Prices and production

Crude closed on Wednesday at $62.05 a barrel, the highest level in more than six months, after rising $5 in the last three days. Although the US crude inventory dropped by 2.1 million barrels and the Nigerian militants are talking about blocking exports, most of the increase still appears to be related to financial markets. US demand for oil products over the last four weeks is down 7.6 percent over last year and refinery utilization last week was at a relatively low 81.8 percent. While gasoline demand is only down by 1.2 percent year over year, distillate consumption is down 12 percent, reflecting the decline in demand for transportation.

Despite more bad economic news, investor optimism that the economic situation is easing continues to contribute to rising oil prices. The US dollar continues to decline and on Wednesday reached its lowest level against the Euro since early January. A falling dollar, which triggers a flight to oil as a hedge, is likely a major reason for the rapid price rise this week.

Crude prices have now surged by more than 70 percent since the February low of around $34 a barrel. Given that global economic conditions and the demand for oil have steadily deteriorated during the last three months, many are surprised by this sudden move. Opinions are split with some seeing oil rising to $70, while others believe the rally is overdone and is not supported by fundamentals.

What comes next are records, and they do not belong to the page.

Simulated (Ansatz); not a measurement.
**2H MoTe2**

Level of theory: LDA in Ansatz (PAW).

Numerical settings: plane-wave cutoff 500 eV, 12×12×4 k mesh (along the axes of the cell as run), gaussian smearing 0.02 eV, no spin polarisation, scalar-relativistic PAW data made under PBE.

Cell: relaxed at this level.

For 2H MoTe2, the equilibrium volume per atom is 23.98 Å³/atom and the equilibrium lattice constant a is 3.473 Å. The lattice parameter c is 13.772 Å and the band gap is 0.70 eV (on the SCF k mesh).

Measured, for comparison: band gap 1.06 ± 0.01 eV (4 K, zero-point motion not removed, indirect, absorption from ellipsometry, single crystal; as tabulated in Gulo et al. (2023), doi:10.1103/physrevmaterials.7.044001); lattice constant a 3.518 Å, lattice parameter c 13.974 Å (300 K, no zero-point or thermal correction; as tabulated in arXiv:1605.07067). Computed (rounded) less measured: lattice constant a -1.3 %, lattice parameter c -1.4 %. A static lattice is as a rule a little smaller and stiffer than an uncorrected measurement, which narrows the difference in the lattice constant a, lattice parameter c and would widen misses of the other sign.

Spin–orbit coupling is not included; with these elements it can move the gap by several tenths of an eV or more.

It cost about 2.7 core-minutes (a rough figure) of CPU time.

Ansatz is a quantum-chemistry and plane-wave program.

With oil prices surging, no one expects a further cut in OPEC production at next week’s meeting. Some worry that the increasing fighting in Nigeria could lead to a further reduction in exports which are now at 1.6 million b/d after having been as low as 1.2 million b/d in April.

Brazil turns to China

The global financial crisis and low oil prices have forced yet another country to Beijing for help in developing its oil resources. Petrobras, Brazil’s state oil company, needs to invest some $174 billion over the next five years to develop its newly discovered deepwater deposits. In return for a $10 billion loan, Brazil will send China 150,000 b/d of oil starting this year and this will increase to 200,000 b/d between 2010 and 2019.

In recent months, China has loaned Russia $25 billion in return for 300,000 b/d for the next 20 years and already is receiving about 200,000 b/d from Venezuela in return for a $4 billion loan. President Chavez is talking about increasing the sales to China to 1 million b/d in the next few years and Beijing is already building refineries to process the heavy Venezuelan oil.

Obama administration accord pushes MPG

Tuesday the administration announced a deal to accelerate improvements in US new-car fleet mileage requirements. The deadline moves up from 35 miles per gallon by 2020 to 35.5 mpg by 2016. In a break from years of acrimonious debate, the auto industry players and environmental groups both supported the accord.